Before reading the Henley report into the Criminal Cases Review Commission’s conduct in the Andrew Malkinson case, I had intended to speak about prisons and indeterminate sentences for public protection. But I will now concentrate on the CCRC and rely on other noble Lords to say what needs to be said on those subjects —save to say that I reject the new Lord Chancellor’s assertion that the current state of our prisons is all the fault of the last Conservative Government. As I indicated to the noble Lord so politely, the Blair-Brown Government still have plenty to answer for, and the noble Lord, Lord Hanson of Flint, knows that as well as I do because he was the Minister for Prisons for part of that period. That said, I genuinely welcome him to your Lordships’ House. I shadowed him in the other place when he was Minister for Prisons and he was an honest and hard-working opponent for whom I have and had the greatest of respect. I know that he will bring his skill and determination to his work in the Home Office.
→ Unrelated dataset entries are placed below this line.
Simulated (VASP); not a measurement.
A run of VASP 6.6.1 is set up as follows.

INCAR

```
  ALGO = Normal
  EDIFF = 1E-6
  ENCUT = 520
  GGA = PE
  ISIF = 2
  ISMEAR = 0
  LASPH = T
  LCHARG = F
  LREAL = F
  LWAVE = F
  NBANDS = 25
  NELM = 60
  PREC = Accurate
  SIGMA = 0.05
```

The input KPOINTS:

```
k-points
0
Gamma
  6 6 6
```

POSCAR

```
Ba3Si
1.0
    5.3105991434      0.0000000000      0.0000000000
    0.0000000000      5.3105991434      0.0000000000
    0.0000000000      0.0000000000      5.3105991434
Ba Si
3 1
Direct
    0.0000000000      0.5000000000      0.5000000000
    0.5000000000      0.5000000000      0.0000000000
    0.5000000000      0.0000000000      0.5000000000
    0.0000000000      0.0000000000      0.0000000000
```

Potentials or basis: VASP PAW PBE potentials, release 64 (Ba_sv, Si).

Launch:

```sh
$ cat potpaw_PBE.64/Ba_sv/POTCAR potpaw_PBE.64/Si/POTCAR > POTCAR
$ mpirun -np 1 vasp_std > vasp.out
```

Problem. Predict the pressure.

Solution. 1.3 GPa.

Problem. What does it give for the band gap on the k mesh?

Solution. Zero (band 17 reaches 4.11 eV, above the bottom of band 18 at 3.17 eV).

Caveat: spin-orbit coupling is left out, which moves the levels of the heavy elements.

I also welcome the noble Lord, Lord Timpson, the former chairman of the Prison Reform Trust, of which, as I said in earlier business, I am a trustee. He has spent his adult life and fortune thinking constructively about caring for the welfare of prisoners and former prisoners. I congratulate him on his appointment and the Prime Minister on making that appointment. I also congratulate him on his fine maiden speech this afternoon. I urge him to achieve direct access to the Prime Minister on prisons policy, as he must be seen to be speaking with the direct authority of the Prime Minister. Without it, he could well be lost in the quagmire that is Whitehall. For far too long, under Conservative and Labour Governments alike, prisons policy has been delegated to Ministers without adequate political power—as a job to fill, rather than a central part of the conduct of good government. The noble Lord, Lord Ponsonby of Shulbrede, needs no welcome, but I congratulate him on his appointment within the Government.

The Henley report opens to urgent public examination a state of affairs that those in charge of the CCRC should be ashamed of. It should lead them to consider their positions. In 2023, the Court of Appeal quashed Andrew Malkinson’s rape conviction. In 2004, he had been sentenced to life imprisonment, and he spent 17 years in prison before he was released, with a further three on probation. Throughout that time, he steadfastly maintained his innocence, but it took 20 years and two Court of Appeal hearings for his conviction to be overturned. He made three applications to the CCRC in 2009, 2018 and 2021 to refer his case to the Court of Appeal. The first two were refused, and the third resulted in a successful appeal hearing in July 2023.

From 2021 to 2022, the noble Baroness, Lady Stern, and I co-chaired the Westminster Commission on Miscarriages of Justice. We were set up to review the work of the CCRC after 25 years of operation. It can refer a case to the Court of Appeal if it considers that there is a real possibility that the court will quash the conviction or reduce the sentence in the case. It receives over 1,000 applications every year.

Our report was written in ignorance of the Malkinson case and before the 2023 Court of Appeal decision. We recommended that the roles of the chair and commissioners should be strengthened and that the processes for their appointments should be reviewed. We also found that the CCRC was underfunded, a problem exacerbated by the financial restrictions on the public provision of advice and representation for applicants. But one has only to read the 2024 Henley report on the Malkinson case to see that, even without the hideous facts of that case, we reached very similar conclusions.

We urge that the test for the CCRC should be altered to something less predictable. It should refer a case if it considers that the conviction rate may be unsafe, that the sentence may be manifestly excessive or wrong in law, or that it is in the interests of justice to make a referral. That would encourage a more independent mindset. The CCRC is presently too deferential to the Court of Appeal. It needs bold and determined leadership. It is my experience, having read the Henley report, that it is simply not getting it.

After the 2023 Court of Appeal decision, I publicly criticised the chair of the CCRC, not least because she said nothing in public to recognise what had happened to Mr Malkinson or to atone for the CCRC’s failures. I met her so that she could explain her position, but I came away from that meeting even more convinced that the CCRC needed new leadership. Had the Westminster commission known in 2022 what Mr Henley now tells us, we would have been less kind.

Having read the Henley report, it is now my view—in this I agree with the new Justice Secretary—that the CCRC unquestionably needs new leadership. If the chair and the chief executive will not resign immediately, they should be replaced. The CCRC cannot move forward with them in post. We need a full-time executive chair, with at least the standing of a High Court judge, and full-time salaried commissioners rather than the current part-timers. It needs better and better-resourced case managers. The CCRC, as presently organised and managed, is moribund.